Why Memory Limits Sneak Up On Us

Dataset vs laptop memory

Chart shows estimated in-memory size; raw on-disk sizes are in the table below.

Health datasets outgrow laptop RAM quickly: a handful of CSVs with vitals, labs, and encounters can exceed 16 GB once loaded. Attempting to “just read the file” leads to system thrash, swap usage, and eventually Python MemoryErrors that interrupt the workflow.

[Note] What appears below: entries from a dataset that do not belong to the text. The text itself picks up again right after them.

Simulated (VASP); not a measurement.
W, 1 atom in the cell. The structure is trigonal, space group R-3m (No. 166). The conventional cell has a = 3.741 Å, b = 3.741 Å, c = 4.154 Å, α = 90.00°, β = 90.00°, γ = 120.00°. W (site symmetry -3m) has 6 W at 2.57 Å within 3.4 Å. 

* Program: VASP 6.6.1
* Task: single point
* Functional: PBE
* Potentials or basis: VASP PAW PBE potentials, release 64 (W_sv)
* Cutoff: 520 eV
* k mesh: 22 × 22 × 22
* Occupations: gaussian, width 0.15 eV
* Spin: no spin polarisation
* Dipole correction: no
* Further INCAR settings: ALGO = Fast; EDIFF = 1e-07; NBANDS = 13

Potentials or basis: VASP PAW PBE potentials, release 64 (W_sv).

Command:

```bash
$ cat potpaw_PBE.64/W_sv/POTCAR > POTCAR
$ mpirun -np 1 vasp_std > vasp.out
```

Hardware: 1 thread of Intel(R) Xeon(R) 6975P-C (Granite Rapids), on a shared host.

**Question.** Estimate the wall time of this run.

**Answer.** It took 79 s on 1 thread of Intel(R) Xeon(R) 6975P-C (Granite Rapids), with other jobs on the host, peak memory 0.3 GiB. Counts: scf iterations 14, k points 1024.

Laptop specs vs dataset footprints

Dataset	Typical raw size	In-memory pandas size	Fits on 16 GB laptop?
Intake forms (CSV)	250 MB	~1.2 GB (due to dtype inflation)	✅
Longitudinal vitals (CSV)	6 GB	~14 GB	⚠️ borderline
EHR encounter log (CSV)	18 GB	~42 GB	❌
Imaging metadata (Parquet)	9 GB	~9 GB	⚠️ if other apps closed
Claims archive (partitioned Parquet)	120 GB	streamed	✅ (with streaming)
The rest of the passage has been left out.